One disadvantage of the mini feature UI is that due to the way context chips work, it is not possible to select sentiment for features you have not used: once you click on a chip, it also selects the feature, as if you had clicked on its label. I guess it could be possible to click on a chip and then uncheck the feature, but that would be a very weird interaction.

Idea 5: Existing 5-point question template

At this point, the lead engineer dredged up a question template that had been used in other surveys to ask about the respondent’s experience with various types of tooling. Instead of separating experience and sentiment, it used a 5-point scale where each answer except the first answered both questions.

The eng lead was sold: zero engineering effort! The Google PM was also sold: 100% response rate! (since it was not possible to avoid expressing sentiment for features you had heard or used).

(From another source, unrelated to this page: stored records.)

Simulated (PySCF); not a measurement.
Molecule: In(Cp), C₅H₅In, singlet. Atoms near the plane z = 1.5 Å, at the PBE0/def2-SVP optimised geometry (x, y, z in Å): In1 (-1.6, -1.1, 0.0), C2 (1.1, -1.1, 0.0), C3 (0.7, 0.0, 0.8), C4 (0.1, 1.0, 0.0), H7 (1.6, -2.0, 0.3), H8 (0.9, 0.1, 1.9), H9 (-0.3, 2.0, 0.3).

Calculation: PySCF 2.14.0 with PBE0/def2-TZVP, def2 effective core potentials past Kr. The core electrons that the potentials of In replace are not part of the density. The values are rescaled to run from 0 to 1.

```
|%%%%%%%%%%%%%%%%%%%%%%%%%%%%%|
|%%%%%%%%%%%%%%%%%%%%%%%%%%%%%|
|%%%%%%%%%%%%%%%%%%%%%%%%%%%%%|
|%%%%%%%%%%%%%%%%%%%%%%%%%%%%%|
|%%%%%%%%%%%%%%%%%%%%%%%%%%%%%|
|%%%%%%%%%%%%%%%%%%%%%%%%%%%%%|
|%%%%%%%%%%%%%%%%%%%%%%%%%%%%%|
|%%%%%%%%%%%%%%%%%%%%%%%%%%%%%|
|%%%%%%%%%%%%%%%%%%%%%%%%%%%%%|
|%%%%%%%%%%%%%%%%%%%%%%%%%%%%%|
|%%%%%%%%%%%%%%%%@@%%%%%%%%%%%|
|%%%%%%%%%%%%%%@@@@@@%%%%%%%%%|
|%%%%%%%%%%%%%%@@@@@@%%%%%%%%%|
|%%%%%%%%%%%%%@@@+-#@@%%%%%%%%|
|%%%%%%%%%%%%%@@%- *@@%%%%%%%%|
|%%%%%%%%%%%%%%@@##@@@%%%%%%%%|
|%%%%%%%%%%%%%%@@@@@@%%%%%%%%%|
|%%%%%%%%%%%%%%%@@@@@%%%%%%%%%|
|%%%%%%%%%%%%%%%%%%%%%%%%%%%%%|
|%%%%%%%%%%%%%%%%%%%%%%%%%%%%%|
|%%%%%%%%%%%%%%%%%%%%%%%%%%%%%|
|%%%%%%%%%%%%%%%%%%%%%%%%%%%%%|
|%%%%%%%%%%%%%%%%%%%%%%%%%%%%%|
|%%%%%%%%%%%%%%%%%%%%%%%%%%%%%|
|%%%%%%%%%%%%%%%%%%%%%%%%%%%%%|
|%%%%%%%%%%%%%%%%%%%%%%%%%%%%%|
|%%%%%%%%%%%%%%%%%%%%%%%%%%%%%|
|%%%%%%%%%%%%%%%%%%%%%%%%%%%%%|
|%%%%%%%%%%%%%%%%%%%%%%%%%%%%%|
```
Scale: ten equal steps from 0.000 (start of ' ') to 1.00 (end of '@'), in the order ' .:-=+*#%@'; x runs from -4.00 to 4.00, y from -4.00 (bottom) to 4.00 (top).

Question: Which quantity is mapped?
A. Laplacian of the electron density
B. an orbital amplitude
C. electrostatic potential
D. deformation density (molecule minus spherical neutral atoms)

I had serious reservations.

There are arguments for even numbered Likert scales (no neutral option), but these always involve scales of at least 4 points. If you force people to select between two states, positive or negative, you’re simply going to get garbage data. Neutral votes get pushed into positive votes, and the data around positive sentiment becomes useless.
These did not allow users to express sentiment for features they had not heard of, despite these questions often including enough info for users to know whether they were interested.
I was worried that increasing the number of upfront answers to 5 would increase cognitive load too much — and even scrolling distance, by 66%!

A UX researcher we were working with even did a heuristic evaluation that somewhat favored the 5-point template mainly on the basis of being a more familiar UI. The odds seemed stacked against context chips, but the upcoming usability testing could still tip the scales in their favor.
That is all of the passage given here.